Pandas ENH: unset_index method - Aurora Blog|java/go/python

Feature Type

[x] Adding new functionality to pandas
[ ] Changing existing functionality in pandas
[ ] Removing existing functionality in pandas

Problem Description

In many contexts I've had the need to "unset" a data frame index prior to passing the data frame to an index-blind method. My main requirements for such an index unset are: - the output should have the most trivial index possible, i.e. an unnamed range index - if the input has only an unnamed range index, the "unset" operation should be a no-op - if the input has a named index, it should be kept as a new column (or columns for a multi-index) - if the input is not a simple RangeIndex and is unnamed, raise a value error to remind me to decide whether that index is supposed to be meaningful (typically I'd name it if so, or do .reset_index(drop=True) if not).

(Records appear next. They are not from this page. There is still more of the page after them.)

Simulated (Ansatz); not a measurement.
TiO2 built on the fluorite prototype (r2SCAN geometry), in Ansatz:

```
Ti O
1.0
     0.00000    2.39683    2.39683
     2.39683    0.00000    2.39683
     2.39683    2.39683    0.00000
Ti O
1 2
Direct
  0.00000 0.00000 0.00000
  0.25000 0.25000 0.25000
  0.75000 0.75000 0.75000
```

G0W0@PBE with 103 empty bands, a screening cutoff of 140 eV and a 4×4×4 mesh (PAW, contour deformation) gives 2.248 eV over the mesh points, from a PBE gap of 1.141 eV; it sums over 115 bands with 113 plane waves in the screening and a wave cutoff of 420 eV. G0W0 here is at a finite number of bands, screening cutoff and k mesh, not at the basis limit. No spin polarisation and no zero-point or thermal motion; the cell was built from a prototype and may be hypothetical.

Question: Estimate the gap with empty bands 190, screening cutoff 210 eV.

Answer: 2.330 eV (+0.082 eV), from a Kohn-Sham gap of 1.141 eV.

Usage of the .reset_index method to cover all of these requirements in a general sense requires a bit of nuance: - calling df.reset_index() introduces a new column named simply "index" when users forget to use drop=False even when the index is [trivial] unnamed range index. In a stricter/safer world, you might want an error instead when you're about to construct a data frame column from an unnamed index. - the requirement to specify drop at all is sometime onerous; it typically would be preferable to have a method that's a no-op in case the existing index is already an unnamed range index.

Feature Description

Define a new unset_index method on DataFrame something like

def unset_index(self) -> Self:
    if is_unnamed_range_index(df.index):
        return df
    if index_has_any_unnamed_col(df.index):
        raise ValueError(
            "At least one column of the index is unnamed while the index itself is not a RangeIndex. "
            "Set the names of the index columns before calling unset, or just call reset_index(drop=True) directly."
        )
    return df.reset_index(drop=False, allow_duplicates=False)

Alternative Solutions

Until something like this is available in pandas, I'm using the unset method in pandahandler.

Additional Context

No response

Comment From: jbrockmendel

IIUC reset_index works for your use case but passing keep=False is inconvenient?

Comment From: zkurtz

[Revised OP to use drop not keep; there isn't actually an arg called keep]

The inconvenience is not in passing drop=False so much as deciding when to pass drop=False.

The proposed unset_index method uses drop=False or a ValueError to avoid lossy behavior in case the existing index is a potentially informative index, but also avoids creating a new meaningless dataframe column if the index is already an unnamed range index (providing idempotence).